Tag Archives: party politics

On the bill to de-certify the Florida Democratic Party

So, there’s a bill in the Florida rubber-stamp legislature, SB 1245, which would decertify any party that previously endorsed slavery. It was filed, obviously, by State Senator and former Florida Republican Party chair Blaise Ingoglia in response to liberal campaigns against Confederate statues. 

In such a situation, what would be the options for liberals who live in such a state which decertifies an entire political party?

  • The judicial route:
    • They could sue on 1st Amendment freedom of speech, freedom of association, and anti-ex-post-facto grounds. 
    • They could sue on the grounds that the law, as currently written, is too nebulous to be enforceable. 
  • They could establish a new political party under another name, as the bill suggests. Plenty of bureaucratic headache if that were to take place. 

The bill is poorly written, IMO. I mean, define this: “if the party’s platform has previously advocated for, or been in support of, slavery or involuntary servitude.”

A more serious (but still ill-fated) attempt would have the following:

  • specify the dates when these platforms were published
  • Be limited to Florida’s jurisdiction
  • Provide the details for how an offending party *corporately* endorsed these platforms (not just individual candidates for office under that party’s brand)

It’s also telling that the bill only extends to “slavery or involuntary servitude”. It does not mention, for example, the violent voter suppression campaign (also known as “Redemption”) to drive Reconstruction-era Republicans from office and cement one-party rule. It does not mention the poll taxes passed by said party, nor the intense apartheid restrictions placed upon the daily lives of Black residents by said party. All of the above would apply to the Democratic Party, of course, but why does slavery alone receive this mention in the bill?

It also begs the question of whether state governments have the power to regulate the names of political parties. California came close to attempting to regulate whether parties can use the name “independent” before Gov. Newsom vetoed said bill in October 2019, arguing that it was unconstitutional. If he had signed the bill, the far-right American Independent Party of California could have sued in federal court on aforementioned 1st Amendment grounds, and would likely have won. Furthermore, as noted by Richard Winger of Ballot Access News, “The bill violates the First Amendment. Communist Party of Indiana v Whitcomb, a unanimous decision from the US Supreme Court in 1974, said states can’t keep parties off the ballot based on the ideas of those parties. So even if the Democratic Party still supported slavery, the bill would be struck down if it passed.”

To play devil’s advocate, there may be at least one back-door way for state governments to regulate or influence party names in a way that avoids constitutional scrutiny regarding speech and viewpoint discrimination. 
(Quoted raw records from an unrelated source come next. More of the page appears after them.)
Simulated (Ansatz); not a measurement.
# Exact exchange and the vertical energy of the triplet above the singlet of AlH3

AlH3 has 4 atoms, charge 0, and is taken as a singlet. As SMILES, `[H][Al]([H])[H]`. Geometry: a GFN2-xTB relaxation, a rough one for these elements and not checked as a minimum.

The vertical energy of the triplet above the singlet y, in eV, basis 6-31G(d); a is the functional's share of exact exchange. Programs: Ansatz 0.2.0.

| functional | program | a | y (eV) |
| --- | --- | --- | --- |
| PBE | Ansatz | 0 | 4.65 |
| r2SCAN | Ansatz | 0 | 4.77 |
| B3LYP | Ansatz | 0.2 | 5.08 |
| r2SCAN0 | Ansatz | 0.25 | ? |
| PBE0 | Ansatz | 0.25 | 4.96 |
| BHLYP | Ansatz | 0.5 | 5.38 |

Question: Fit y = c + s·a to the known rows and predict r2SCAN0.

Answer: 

  • They could force annual recertification of political parties and repeatedly delay recertification without an official explanation, or even declare a sort of “at-will” decertification of political parties. 
  • They could also publicly distribute a set of officially-unenforceable “best practices” for party names which would pressure political parties to conform. 
  • Republicans could repeatedly jack up the filing fee, petition and party registration threshold by county (or worse) to block new parties from certification

OTOH, if the Federalist Society would rather overturn the Communist Party of Indiana case in order to strangle the First Amendment and support regional one-party rule, Republicans could use this newfound power to add further proscriptions against new political parties, such as “no party shall exist which holds views contrary to state law as written at this date”. They could also expand the definition of “slavery” to include anything that social conservatives hate and demonize, such as welfare and abortion (and they repeatedly “Godwin” themselves with this as it is). 

In a time when social conservatives are dumping their alliance with right-wing libertarians and their sensibilities in the name of power and control, liberal minorities in red states must be prepared for how far their state governments will go to undermine their ability to politically organize. 

The Big Tent Sucks

Watching last month’s general election in Sweden, I was once again treated to the non-majoritarian nature of proportionally-representative election systems like Sweden (although the Feminist Initiative barely missed the 4%). It is not as zero-sum as ours: a total of 8 parties are now represented in the Swedish parliament (Riksdag), encompassing a range of variably-compact ideologies in a variety of portfolios.

I favor proportional representation due to its ability to better reflect the political diversity of the voting population, as well as its ability to let candidates be more honest and thorough about their ideologies.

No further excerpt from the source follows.